Subject: Re: [OMPI users] MPI loop problem
From: Eugene Loh (Eugene.Loh_at_[hidden])
Date: 2009-08-18 14:38:54

Is the problem independent of the the number of MPI processes?  (You suggest this is the case.)

If so, does this problem show up even with np=1 (a single MPI process)?

If so, does the problem show up even if you turn MPI off?

If so, the problem would seem to be unrelated to the MPI implementation (but possibly related to code that was introduced to parallelize).

Julia He wrote:
The OpenMPI version is

[julia.he@bob bin]$ mpirun --version
mpirun (Open MPI) 1.2.8

Report bugs to

The platform is

[julia.he@bob bin]$ uname -a
Linux 2.6.18-92.1.13.el5 #1 SMP Wed Sep 24 19:32:05 EDT 2008 x86_64 x86_64 x86_64 GNU/Linux

The my_sub is a modification of Radiative Transfer code 6S. The 6S code takes angles, atmospheric conditions, altitude, etc as inputs, and it returns top of the atmosphere reflectance as the output. The code I provided is a pseudo code because 6S code consists of plenty of subroutines and the main program has 3219 lines.

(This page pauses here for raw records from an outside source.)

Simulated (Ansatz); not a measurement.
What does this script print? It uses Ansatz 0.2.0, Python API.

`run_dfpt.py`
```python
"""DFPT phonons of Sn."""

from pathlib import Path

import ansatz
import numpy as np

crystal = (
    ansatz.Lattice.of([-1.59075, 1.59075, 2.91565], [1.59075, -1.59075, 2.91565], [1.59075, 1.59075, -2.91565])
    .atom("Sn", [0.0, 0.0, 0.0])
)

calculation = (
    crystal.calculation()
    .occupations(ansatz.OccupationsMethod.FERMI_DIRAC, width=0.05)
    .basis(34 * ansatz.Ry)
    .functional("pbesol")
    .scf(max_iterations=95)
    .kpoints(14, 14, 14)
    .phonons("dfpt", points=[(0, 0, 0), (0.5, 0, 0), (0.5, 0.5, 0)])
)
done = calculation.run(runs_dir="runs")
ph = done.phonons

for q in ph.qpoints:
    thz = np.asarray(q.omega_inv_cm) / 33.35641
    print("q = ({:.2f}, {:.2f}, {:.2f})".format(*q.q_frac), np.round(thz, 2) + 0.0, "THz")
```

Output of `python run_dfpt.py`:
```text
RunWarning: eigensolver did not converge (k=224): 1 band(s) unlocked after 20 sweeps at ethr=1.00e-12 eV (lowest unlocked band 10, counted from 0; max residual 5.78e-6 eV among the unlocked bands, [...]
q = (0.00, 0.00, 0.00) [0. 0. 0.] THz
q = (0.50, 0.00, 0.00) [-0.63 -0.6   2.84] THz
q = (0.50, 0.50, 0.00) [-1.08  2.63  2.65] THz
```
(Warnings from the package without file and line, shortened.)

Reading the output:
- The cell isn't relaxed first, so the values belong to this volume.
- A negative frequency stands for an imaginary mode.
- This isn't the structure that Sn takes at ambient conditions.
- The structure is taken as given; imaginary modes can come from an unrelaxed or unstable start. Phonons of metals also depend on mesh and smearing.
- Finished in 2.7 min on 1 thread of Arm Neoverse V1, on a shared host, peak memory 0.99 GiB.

What I need is to use MPI to parallel the jobs. So, each computing node computes one set of the inputs. But I found that the returned value were not correct after 570 instances. So, I passed the same inputs to each computing node. But the problem still exist. The first 570 returned values are correct(also same in this case), but after 570 the returned values are NaN.

Can someone give a hint because our system administrator can't help with programming? But, I suspect if some setting in MPI prevents computing more than certain times? I know it sounds weird. But I have no clue why with the same inputs the returned value could be garbage after 570 instances.